Do Blackjack Players Need Nannies?

Over in Victoria, Australia there is much debate on a casino expansion of blackjack tables. You have some that want it, saying that it’ll benefit their economy. And there are others who say, in short, that gambling is the root of all evil, and that more blackjack tables will increase addictive gambling. I beg to differ.

But before I continue, I wish to say that, yes, if allowed more opportunity, some individuals who lack self-control could develop a problem with gambling. I would never say that more opportunities couldn’t possibly create a few more addicts.
However, for a state government to step in and say that they know best for, well, everyone, I just can’t stand behind that. I believe that everyone should have the opportunity to play blackjack. In regards to the debate and the state’s role in public interest, Victoria’s Premier John Brumby said it was not the government’s place to “be a nanny and get in everybody’s face and say what you can and can’t do.”

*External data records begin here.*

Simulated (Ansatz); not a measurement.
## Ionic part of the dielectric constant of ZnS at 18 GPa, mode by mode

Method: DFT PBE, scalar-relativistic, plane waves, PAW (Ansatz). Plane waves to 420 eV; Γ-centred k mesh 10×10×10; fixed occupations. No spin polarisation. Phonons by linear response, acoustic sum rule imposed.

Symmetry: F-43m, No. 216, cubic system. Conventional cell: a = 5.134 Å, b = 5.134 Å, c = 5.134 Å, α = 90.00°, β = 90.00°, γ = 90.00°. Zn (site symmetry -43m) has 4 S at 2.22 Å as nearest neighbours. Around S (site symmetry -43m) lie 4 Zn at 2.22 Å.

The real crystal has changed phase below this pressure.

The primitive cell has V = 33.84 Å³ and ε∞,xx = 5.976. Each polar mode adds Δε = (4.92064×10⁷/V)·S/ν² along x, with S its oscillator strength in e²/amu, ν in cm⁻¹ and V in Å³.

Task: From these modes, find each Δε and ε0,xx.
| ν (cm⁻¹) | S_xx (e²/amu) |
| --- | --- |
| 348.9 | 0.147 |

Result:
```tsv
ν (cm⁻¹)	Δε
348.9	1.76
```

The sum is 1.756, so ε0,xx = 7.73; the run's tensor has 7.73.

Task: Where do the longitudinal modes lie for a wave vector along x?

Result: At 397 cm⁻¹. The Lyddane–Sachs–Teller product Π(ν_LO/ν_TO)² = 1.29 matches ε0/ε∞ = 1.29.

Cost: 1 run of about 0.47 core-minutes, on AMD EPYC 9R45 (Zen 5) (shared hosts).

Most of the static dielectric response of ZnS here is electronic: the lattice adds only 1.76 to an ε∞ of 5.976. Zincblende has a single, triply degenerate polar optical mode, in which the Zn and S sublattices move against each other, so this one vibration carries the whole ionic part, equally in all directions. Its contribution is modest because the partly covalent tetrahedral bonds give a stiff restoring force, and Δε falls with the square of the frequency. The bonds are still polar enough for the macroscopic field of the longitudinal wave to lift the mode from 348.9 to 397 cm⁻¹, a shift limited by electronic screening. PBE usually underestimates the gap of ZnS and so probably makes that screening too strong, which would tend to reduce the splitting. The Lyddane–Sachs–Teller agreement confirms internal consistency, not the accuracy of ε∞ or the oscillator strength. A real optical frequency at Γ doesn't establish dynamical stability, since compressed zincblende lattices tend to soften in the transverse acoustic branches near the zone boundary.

For a government to say that they are going to cut everyone off just to reign in a handful of people, it would be like a mother grounding a whole neighborhood of children just to keep her own in line. All those children will do is sneak out their bedroom windows when her back is turned. And likewise, those who wish to play blackjack will venture to another state’s economy to play if their own won’t let them.

And that is precisely what the state of Victoria could be giving up. It’s similar to what is happening in Florida between the state and the Seminole tribe. Here again, the state is wishing to limit the amount of tables the Seminoles are allowed to have. But what the state of Florida will be losing is more money for their education budget, as that’s where the taxes of the Seminole’s gambling profits will go.

If the state of Victoria were to allow the expansion of blackjack tables, at the risk of a handful of the population as compared to the thousands that live in Victoria, the state has the potential to create an income off the blackjack tables.

But income aside, is it really a state’s responsibility to dictate how their citizens choose to enjoy themselves? Are we sheep? Do we really require our state to shepard us? No, I refuse to accept that a handful of men and women know what’s best for thousands of people in regards to their recreation. It is each person’s choice to play blackjack or not. The vast majority of people will play for the fun of the game—can they beat the dealer? Will they be dealt blackjack this time? It is not the state’s decision to nanny its citizens. After all, they will crawl out their bedroom windows into another state’s economy if they wish to play blackjack.